Return to the Center (Bede Griffiths)

A Poor Man’s Aurobindo

[My 3-star Amazon review (NDA) of “Return to the Center” by Bede Griffiths.]

Bede Griffiths (1906-1993) was a British-born Benedictine monk who lived in ashrams in South India and became a noted yogi. A fan of my reviews suggested that I read him, and so I got a copy of “Return to the Center,” because I thought it would be about meditation. The book had little information about meditation, but some interesting, though flawed, insights into spiritual life and related subjects.

Even though Griffiths was a Benedictine monk, but doesn’t grok the three sacred vows of a Christian – obedience, poverty, and chastity. He writes:

“How then to understand obedience? Poverty is detachment from the world, chastity is detachment from the flesh, and obedience is detachment from the self. This is the most radical detachment of all. The self is the principle of reason and responsibility in us, it is the root of freedom, it is what makes us men.”

As I have written, obedience is a synonym for Communion (presence + oneness). We are disobedient because we sin (miss the mark) by ignoring or avoiding a connection to the Spirit. Obedience is to atone for our sin by reassuming the “asana” of at-one-ment with the Divine. Poverty is a synonym for letting go or self-emptying. It naturally follows obedience, because once we connect to the Spirit (which is both Presence and Power), we then must empty ourselves in order to receive the Benediction, the down-poured Spirit, Light-Energy from above. Chastity is allowing the pure (or white, or clear) Light-Energy (or Grace) to en-Light-en, or “save” us. 

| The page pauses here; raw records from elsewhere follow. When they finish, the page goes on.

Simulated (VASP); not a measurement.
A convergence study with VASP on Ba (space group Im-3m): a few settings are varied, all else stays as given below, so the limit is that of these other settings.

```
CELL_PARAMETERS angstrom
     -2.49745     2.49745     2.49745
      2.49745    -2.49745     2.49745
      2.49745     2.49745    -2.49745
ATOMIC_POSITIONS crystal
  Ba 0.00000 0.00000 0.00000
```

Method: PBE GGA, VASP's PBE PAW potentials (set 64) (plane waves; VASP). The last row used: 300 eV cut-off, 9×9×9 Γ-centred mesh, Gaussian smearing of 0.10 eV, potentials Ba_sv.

Griffiths is not a fan of modern civilization. He opines:

“Science is the lowest form of human knowledge. Theology is above philosophy, because it is open to the wall of transcendent reality, but its methods are still those of science and philosophy.”

In contradistinction to Griffiths, I say that science is hardly the lowest form of human knowledge and that most theology is below philosophy and does not use the methods of objective philosophy and science.

Griffiths is also not particularly astute regarding social issues. He writes:

“The negro will remain a perpetual challenge to white civilization until the wisdom which he possesses, the intuitive wisdom of primeval man, has been recognized.”

I hardly think his view regarding blacks is the right one.

Despite his flaws, Griffiths is an inspiring writer who hits the nail on the head a number of times in this book. Here is an example:

“The creature is a limited, finite being in which the infinite being of God is reflected. It is though the one divine light were received into each of these ‘capacities,’ each reflecting it in its own waynand breaking it up into innumerable colors, each a reflection of the one light. The one Word reflects itself in each of these energies, giving to to each its own proper being, but remaining unchanged in itself. The Spirit – the divine Shakti – fills each of these capacities with its infinite energy and pervades the whole creation to the furthest reaches of matter – yet its energy remains ever the same. ‘This [the divine Being] is full; that [the creation] is full; take the full [the creation] from the full [the divine] and the full remains.’”

Griffiths, who astutely equates the divine Sat-Cit-Ananada with the Holy Trinity, has great admiration for the iconic Sri Aurobindo. Regarding Auribindo, he writes:

“In Sri Aurobindo the values of being and becoming, of spirit and matter, of the One and the many, of the eternal and the temporal, of  the universal and the individual, of the personal God and the absolute Godhead are intehrated in a vision of the whole, which has never been surpassed in depth and comprehensiveness.”

Given Griffiths’ great admiration for Aurobindo, it is no coincidence that his writings are a reasonable facsimile of the renowned sage’s. Hence, if you resonate with Aurobindo, you will likely find Griffiths an amenable read.